Intuitive expectation

As users of Unix-like systems, we are quite used to everyday rwx access bits of a file system. They are simple and intuitive. I guess, many of us read a manual or two about it once in life, but one tricky moment can still be unrevealed or forgotten due to its use case being relatively rare.

Let’s get a file:

$ echo 'A regular file.' > regfile
$ ls -l regfile
-rw-r--r--  1 igoro  igoro  16 May 15 08:27 regfile

So, the file owner is igoro uid with Read and Write permission bits set, and the file group is igoro gid with Read bit only. And "others" have Read access bit set. Okay, having a shell process with respective effective creds, we get read access to the file as expected:

$ id
uid=1001(igoro) gid=1001(igoro) groups=1001(igoro),0(wheel)
$ cat regfile
A regular file.

Now let’s remove that Read bit from the file owner:

$ chmod u-r regfile
$ ls -l regfile
--w-r--r--  1 igoro  igoro  16 May 15 08:27 regfile
$ cat regfile
cat: regfile: Permission denied

Hmm, but I’m part of igoro group which has Read access…​

Source code is the best story teller

Well, I have revised some related manual, for instance, man 9 vaccess and I’ve found out a funny thing about myself. It’s turned out that decades ago the manual, perhaps, did not make it clear in my head that the logic is NOT the same as "owner bits are checked first, then group ones, and others after". For some reason (cognitive stuff, huh?) my intuition and existing experience left me with a feeling that it works like this, even after reading the documentation. Or, probably, I had got the idea right but forgot it later, because I had no such use cases and my intuition was based on common sense which comes from the usual computer user experience.

And recently I’ve got acquainted with the source code behind and surprise surprise, the actual mechanism looks very clean and obvious when I note it from the code itself. It shows that first of all we pick which rwx set will be used (user, group, or others) by matching uid/gid. And only after that we match the bits within the chosen set. And if we fail on bits level then this is the end of the story — we do not consider any other rwx set. Yes, there are privileges, but it’s an additional mechanism that does not change the main logic.

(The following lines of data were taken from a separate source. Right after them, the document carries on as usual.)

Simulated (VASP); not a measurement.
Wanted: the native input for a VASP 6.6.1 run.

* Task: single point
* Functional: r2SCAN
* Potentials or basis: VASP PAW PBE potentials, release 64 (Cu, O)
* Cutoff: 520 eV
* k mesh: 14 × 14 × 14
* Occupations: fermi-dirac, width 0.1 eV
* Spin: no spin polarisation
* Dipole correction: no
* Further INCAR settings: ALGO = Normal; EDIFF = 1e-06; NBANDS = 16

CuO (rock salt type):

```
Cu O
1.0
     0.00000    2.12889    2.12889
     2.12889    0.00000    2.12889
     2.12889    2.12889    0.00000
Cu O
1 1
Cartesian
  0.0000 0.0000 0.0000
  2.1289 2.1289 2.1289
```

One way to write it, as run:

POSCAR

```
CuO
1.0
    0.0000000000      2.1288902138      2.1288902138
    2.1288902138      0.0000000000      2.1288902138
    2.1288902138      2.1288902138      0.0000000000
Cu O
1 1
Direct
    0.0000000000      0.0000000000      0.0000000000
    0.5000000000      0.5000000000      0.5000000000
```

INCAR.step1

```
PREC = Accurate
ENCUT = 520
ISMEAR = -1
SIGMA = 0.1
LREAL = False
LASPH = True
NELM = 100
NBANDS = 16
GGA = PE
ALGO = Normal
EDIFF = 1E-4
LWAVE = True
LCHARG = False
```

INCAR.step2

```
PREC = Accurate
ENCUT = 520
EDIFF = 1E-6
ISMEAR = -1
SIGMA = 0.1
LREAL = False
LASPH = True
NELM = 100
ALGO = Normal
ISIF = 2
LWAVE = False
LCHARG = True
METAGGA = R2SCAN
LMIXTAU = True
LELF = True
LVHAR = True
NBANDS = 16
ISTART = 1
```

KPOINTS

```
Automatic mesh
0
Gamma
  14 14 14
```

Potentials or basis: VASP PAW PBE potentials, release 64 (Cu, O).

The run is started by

The roots of this behavior could take us back in old good Unix times, and contemporary Unix-like operating systems still keep this logic:

  • My main code reference is FreeBSD source code

  • And the similar can be checked for the ubiquitous Linux kernel inside its source code

  • As long as todays macOS has some roots around FreeBSD it provides the same logic as well

Probably, there are adequate reasons why it’s done so and it needs more experienced Unix history scholar to explain. But from a usual user perspective a logical question may spin around why it’s not fixed yet. I think it’s the same answer as to all the similar questions about JavaScript as an example, where the common answer is "It would destroy the Internet!".

As a result, the amusing thing for me is that having long experience in programming I got the idea easier and quicker from the code than from its documentation — usually it’s the opposite.


Is it a documentation issue? I don’t think so, it’s respected and hard work to explain technical topics, especially in a concise form. The main reason is simple and usual — our main tool (brain, The) is not ideal. In my case, my human learning model was trained more around common use cases, and for many years it has been giving me the wrong answer regarding this specific situation. Fortunately, it is not a critical topic for me. So, it’s a reminder for me that source code is the source of truth and sometimes it explains quicker and unambiguous way.

I guess it’s a rare case to face this Unix access mode peculiarity in real life. And a common recommendation would be to avoid tricks usage if possible, this is about access control after all. But, IT happens.